Living with Disability Research Centre 2020 Research Seminar Series
- Wednesday 11 March 2020 03:00 pm until Wednesday 11 March 2020 03:00 pm (Add to calendar)
- Dr David Henderson
- Presented by:
- Living with Disability Research Centre
- Type of Event:
3:00 pm - Charity Sims-Jenkins
PhD Candidate, Living with Disability Research Centre, La Trobe University
Do warm feelings, rather than negative feelings, obstruct support for self-determination from support workers? A literature review
Self-determination is a key component of quality of life for adults with intellectual disabilities and it is important for mental wellbeing and reduced vulnerability to abuse. Workers in the National Disability Insurance Scheme are expected to support self-determination for service users, yet the literature provides numerous accounts of support workers in services for adults with intellectual disabilities obstructing self-determination through coercion and overriding decisions. Paternalistic relationships between support workers and services users can develop where support workers treat adult service users like children. Literature on stigma and attitudes explores how negative thoughts and feelings toward people with intellectual disabilities can lead to harmful actions, yet the situation of failing to support self-determination is complex. Protectiveness suggests warm, not hostile feelings. Rather than wilfully obstructing self-determination, support workers report feeling conflicted between maintaining duty of care and allowing dignity of risk. Could warm feelings rather than negative feelings be the key drivers when support workers overprotect and override decisions? This presentation explores how ambivalent combinations of thoughts and feelings may contribute to paternalistic prejudice in support workers toward adults with intellectual disabilities, and why understanding the contribution of warm feelings may be important for addressing paternalistic discrimination.

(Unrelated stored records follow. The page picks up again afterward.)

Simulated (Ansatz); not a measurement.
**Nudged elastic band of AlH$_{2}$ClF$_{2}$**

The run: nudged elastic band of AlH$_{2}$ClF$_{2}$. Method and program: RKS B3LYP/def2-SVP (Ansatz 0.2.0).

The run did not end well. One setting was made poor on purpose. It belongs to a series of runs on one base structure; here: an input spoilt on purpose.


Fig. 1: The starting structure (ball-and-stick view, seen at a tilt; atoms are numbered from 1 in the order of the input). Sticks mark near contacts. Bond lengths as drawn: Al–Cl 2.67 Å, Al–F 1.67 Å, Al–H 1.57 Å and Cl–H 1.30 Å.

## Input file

4:00 pm - Dr Sian Anderson
Lecturer, Living with Disability Research Centre, La Trobe University
Twitter versus the 'so-called professionals': Social media responses to evidence presented by researchers to the Royal Commission into Violence, Abuse, Neglect and Exploitation of People with Disability
The Royal Commission into Violence, Abuse, Neglect and Exploitation of People with Disability conducted public hearings in Melbourne, December 2019. People with disabilities, service providers and researchers were invited to present evidence on the theme of group homes. Responses on social media to people with disabilities giving evidence were positive, whilst responses to researchers giving evidence were generally highly negative. This presentation analyses the tweets by individuals or individuals on behalf of groups who were not described as academic researchers in their Twitter profile and who tweeted about the Royal Commission using one of the various hashtags to do with the Royal Commission. It explores how tweet authors generally criticised the presence and participation of researchers in the Royal Commission hearings. Yet for the Royal Commission to deliver meaningful recommendations to improve the disability sector and the lives of people with disabilities it is important to value both stories of lived experience and rigorous research evidence. Researchers and disability self-advocates and advocates working together and valuing each other’s contribution to public discourse offer opportunities to make change.
Meeting Room 203, Health Sciences 1 (Level 2).